Wednesday, February 06, 2013

Man banned from approaching lone women for ten years

A man who made sexually offensive remarks to two women at a bus stop has been banned from approaching any lone women on the street for 10 years. The unusual order was passed on 56-year-old David Delahunty at Carlisle Crown Court as part of his punishment for kissing a woman on the cheek after making insulting sexual suggestions to her at a bus stop. Judge Paul Batty QC described the incident as “an absolutely disgraceful episode”. Now Delahunty, of Grasmere Street, Currock, Carlisle, could be arrested even if he merely says hello in any public place to any woman he does not know.

The court order – imposed after Delahunty pleaded guilty to a charge of sexual assault – bans him for the next 10 years from approaching or speaking to “any lone female not known to him in a public place” except in an emergency. Prosecutor Becky McGregor told the court the woman, who was in her 20s, was waiting for a bus on the afternoon of Monday November 26 last year when Delahunty came up and told her she was “a bonny lass”.

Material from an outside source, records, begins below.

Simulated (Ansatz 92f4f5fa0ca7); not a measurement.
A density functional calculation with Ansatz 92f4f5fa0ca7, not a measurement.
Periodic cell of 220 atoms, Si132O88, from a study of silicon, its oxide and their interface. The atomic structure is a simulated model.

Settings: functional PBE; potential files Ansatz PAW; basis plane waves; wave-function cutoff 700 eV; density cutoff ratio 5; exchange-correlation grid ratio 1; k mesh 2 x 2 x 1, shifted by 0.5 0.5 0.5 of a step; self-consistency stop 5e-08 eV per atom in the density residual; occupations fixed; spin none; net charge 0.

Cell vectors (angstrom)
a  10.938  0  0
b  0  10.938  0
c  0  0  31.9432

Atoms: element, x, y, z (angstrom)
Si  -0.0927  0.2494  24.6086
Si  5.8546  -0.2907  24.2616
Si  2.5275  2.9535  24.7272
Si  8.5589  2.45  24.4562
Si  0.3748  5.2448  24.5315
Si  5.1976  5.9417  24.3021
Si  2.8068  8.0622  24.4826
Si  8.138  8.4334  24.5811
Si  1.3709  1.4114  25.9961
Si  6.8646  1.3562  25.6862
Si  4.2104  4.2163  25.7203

He asked her where she came from and, when she said Durham, he told her that’s where he had just come from too – claiming, falsely, that he had just been released from Durham Prison where he had been serving a sentence for rape. He then made a series of offensive lewd comments, which the woman escaped only by getting on a bus. But as she climbed aboard, the court heard, he kissed her on the cheek, leaving her “disgusted and frightened”. The woman was so traumatised she is now scared to go into Carlisle for fear that she might meet Delahunty again.

The court heard Delahunty had no conviction for rape, though he had been convicted of pestering young children and last year had been investigated for allegedly making sexual comments to two young girls on the street. Mitigating, defence barrister Keith Thomas said Delahunty “had been drinking a lot”. Mr Thomas said Delahunty had grown up in a big family in Liverpool where such “banter” was commonplace. “But he realises that can’t happen here,” he added. “He realises this sort of inappropriate familiarity has to cease and that he should not talk to any woman he does not know.” Judge Batty imposed a nine-month prison sentence, suspended for two years, ordered him to do 120 hours unpaid community work and put him on the sex offenders’ register for 10 years.